Defence communications fine-tunes its tech to cut through the noise

How did an Adelaide company work out how to listen in the right direction to filter out the noise in defence communications?

The rollout of Project Nullarbor in February last year represented a feat of engineering and perseverance. The final element of an 18-year Defence project, it’s an advanced communications system that uses digital signal processing to locate, intercept and analyse radio transmissions across thousands of kilometres.

It was developed by Adelaide-based Ebor Computing. Boeing Defence Australia was selected as the prime contractor for the final two phases of the project and Ebor continued as the key sub-contractor.

When James Giesbrecht joined Ebor in 2002 as senior electronics engineer on the project, he had previously worked in the commercial arena and expected the Nullarbor system to be sewn up within a few years.

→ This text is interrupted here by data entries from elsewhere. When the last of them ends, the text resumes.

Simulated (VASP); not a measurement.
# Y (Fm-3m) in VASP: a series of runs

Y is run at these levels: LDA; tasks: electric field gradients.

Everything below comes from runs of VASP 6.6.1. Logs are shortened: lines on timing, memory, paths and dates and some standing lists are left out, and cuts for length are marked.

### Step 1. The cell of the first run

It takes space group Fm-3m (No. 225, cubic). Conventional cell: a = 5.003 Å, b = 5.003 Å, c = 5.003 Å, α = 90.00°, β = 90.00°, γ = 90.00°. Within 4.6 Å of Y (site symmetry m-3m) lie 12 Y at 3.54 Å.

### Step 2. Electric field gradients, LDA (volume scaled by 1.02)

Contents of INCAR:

“It could have been completed 10 years ago or more, but working with defence requires a lot of patience,” said Giesbrecht, who went on to manage various sub-projects of the entire Nullarbor system.

Narrowing the target

Before the rapid march of satellite technology in the 1960s, HF was the only effective method for Defence Forces to communicate beyond the horizon. An antenna propagates a radio signal that bounces on and off the earth’s ionospheric layer at various angles to provide a long-distance transmission. Its key drawback, however, is that analogue technology has a limited ability to filter out unwanted signals and maintain a high signal-to noise ratio.

defence communications
Ebor Computing’s James Giesbrecht.

The existing Defence HF system has a wide viewing angle, which limits its direction-finding capabilities. While it could receive signals from its own ships, for example, it would also pick up signals from a fishing boat broadcasting on the same frequency.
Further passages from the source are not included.